Ian Gilham

jpdfstat - A Tool for Working With PDF Documents

11 February 2011

A while back, I was working on a PDF tool called Documenity. The idea for the tool grew out of some hacking I did in C# using a proprietary API while working at Tek Translation International. We would frequently receive huge batches of PDF files for analysis, and would need a provide a localisation cost estimate based on the number of words, pages and images in the files.

Since PDF documents are frequently constructed so poorly that counting images simply doesn’t provide useful data, we came up with a heuristic, saying that if a page had at least one image and less than a certain maximum word count, then it was a ‘graphical page’ that could be treated separately from textual pages for billing purposes. This approach can be applied before or after running the documents through an Optical Character Recognition (OCR) engine, providing good visibility into the quality of the heuristic.

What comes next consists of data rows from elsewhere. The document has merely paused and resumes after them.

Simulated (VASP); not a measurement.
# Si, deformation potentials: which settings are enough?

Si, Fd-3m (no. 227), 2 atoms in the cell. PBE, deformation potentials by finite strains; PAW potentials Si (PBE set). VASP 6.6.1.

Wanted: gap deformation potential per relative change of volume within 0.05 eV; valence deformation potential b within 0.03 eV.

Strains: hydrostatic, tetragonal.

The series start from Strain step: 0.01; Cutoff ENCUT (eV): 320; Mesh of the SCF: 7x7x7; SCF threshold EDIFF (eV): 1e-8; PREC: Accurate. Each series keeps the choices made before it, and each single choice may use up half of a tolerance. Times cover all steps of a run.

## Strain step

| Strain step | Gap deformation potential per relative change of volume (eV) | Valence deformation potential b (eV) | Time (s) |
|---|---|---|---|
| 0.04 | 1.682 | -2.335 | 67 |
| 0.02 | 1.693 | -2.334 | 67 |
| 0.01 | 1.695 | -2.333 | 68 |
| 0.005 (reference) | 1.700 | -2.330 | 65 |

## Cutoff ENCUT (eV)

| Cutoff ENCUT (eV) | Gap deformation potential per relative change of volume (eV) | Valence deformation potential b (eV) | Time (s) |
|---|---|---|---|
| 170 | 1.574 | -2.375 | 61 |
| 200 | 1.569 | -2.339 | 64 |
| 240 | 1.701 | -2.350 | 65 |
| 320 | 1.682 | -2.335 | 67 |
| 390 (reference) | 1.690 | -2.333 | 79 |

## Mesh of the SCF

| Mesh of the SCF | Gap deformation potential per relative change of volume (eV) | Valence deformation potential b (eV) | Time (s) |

The tool essentially took a big pile of PDF files and output a CSV file with all the stat counts. I later provided some convenience functions for extracting text for analysis with a Translation Memory (TM) and for extracting images for localisation and editing. Image extraction proved to be a problem not worth solving in many cases, due to the way documents were constructed. I suspect that converting a so-called ‘graphical page’ into a single image would be a more useful approach but never got that far.

My work for Tek was proprietary so I did not take any of the code with. I did however have a go at starting from scratch and building at least some of the simpler features for my Documenity project. I had a few talks with another localisation company about using it in their own automated analysis and quoting platform but it never really went anywhere.

Since then, I’ve been at university so I hadn’t given the project much thought. I picked up the idea again briefly to play with various different PDF document libraries in the summer of 2010, but stopped when I got a job. I looked at it again last week and noticed how much my code sucked so I set about reworking the design and finally building a useful tool.

My new PDF tool is called jpdfstat (it’s horrible, I know) and is written in Java using the Apache PDFBox library, which I have found to be pretty good. My code is still only half implemented and barely tested, but I think the overall design is approaching usability now, so I’ve created an open source project on bitbucket to share it.

What’s next? I want to build a small library of documents for regression testing and build out the unit test suite before thinking too much about the library implementation. I also intend to write a simple command line application to expose some of the more useful functionality. The original tool was created to solve a problem, so my main focus will be to cover all the same bases again before I start thinking about what else might be useful.